With the U.S. Customs Reauthorization bill having been recently signed into law, and the European Union (EU) preparing for the pending implementation of the changes to the Union Customs Code (UCC) this year, USCIB worked with Deloitte to put together a roundtable discussion about current issues facing transatlantic trade in the Customs space.
The event, titled “Strengthening Customs Efficiencies to Facilitate Trade and Investment: Current Dynamics Shaping Customs in the U.S. and the EU,” took place on the morning of February 17 at the Washington, D.C. offices of USCIB member General Electric. The off the record roundtable brought together business, government and other key stakeholder groups for an informal discussion on some of the key dynamics shaping customs policy in the U.S. and the EU and their impact on helping drive forward a strong and integrated transatlantic economy.

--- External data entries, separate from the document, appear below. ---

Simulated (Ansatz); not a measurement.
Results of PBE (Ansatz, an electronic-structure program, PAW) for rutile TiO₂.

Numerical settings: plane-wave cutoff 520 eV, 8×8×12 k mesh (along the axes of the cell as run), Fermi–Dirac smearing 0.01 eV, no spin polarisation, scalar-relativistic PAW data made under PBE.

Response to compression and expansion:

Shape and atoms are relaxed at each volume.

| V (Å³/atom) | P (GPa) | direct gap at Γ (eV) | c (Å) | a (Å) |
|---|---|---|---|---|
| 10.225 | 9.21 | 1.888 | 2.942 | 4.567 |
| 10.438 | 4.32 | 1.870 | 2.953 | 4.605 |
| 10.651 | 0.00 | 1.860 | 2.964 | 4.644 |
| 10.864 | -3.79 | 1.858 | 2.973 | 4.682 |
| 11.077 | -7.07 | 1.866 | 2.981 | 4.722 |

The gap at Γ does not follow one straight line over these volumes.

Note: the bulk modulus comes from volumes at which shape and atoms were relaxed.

Speakers at the roundtable will included Jerry Cook (HanesBrands) Chair of the USCIB Customs Committee; Fernand Rutten (Deloitte) who briefed the committee on the UCC last month; Nasim Delami Fussell, Trade Counsel, House Ways and Means Subcommittee on Trade, and Christina Kopitopolous, Director, Customs and Trade Affairs, WTO and Multilateral Affairs Office, USTR. USCIB Director of Customs and Trade Facilitation Megan Giblin moderated the roundtable discussion.
“This was a very timely discussion that explored the opportunities and challenges in dealing with customs fit for the 21st century,” said Giblin. “The transatlantic voice has much to offer in helping shale a way forward.”
Participants talked about how the United States and the EU are working to streamline customs rules and regulations that are more appropriate for today’s global and digital marketplace. They addressed how such customs developments are aligning – or not – with the Trans-Atlantic Trade and Investment Partnership negotiations, the World Trade Organization Trade Facilitation Agreement and other trade liberalization initiatives to further integrate both economies.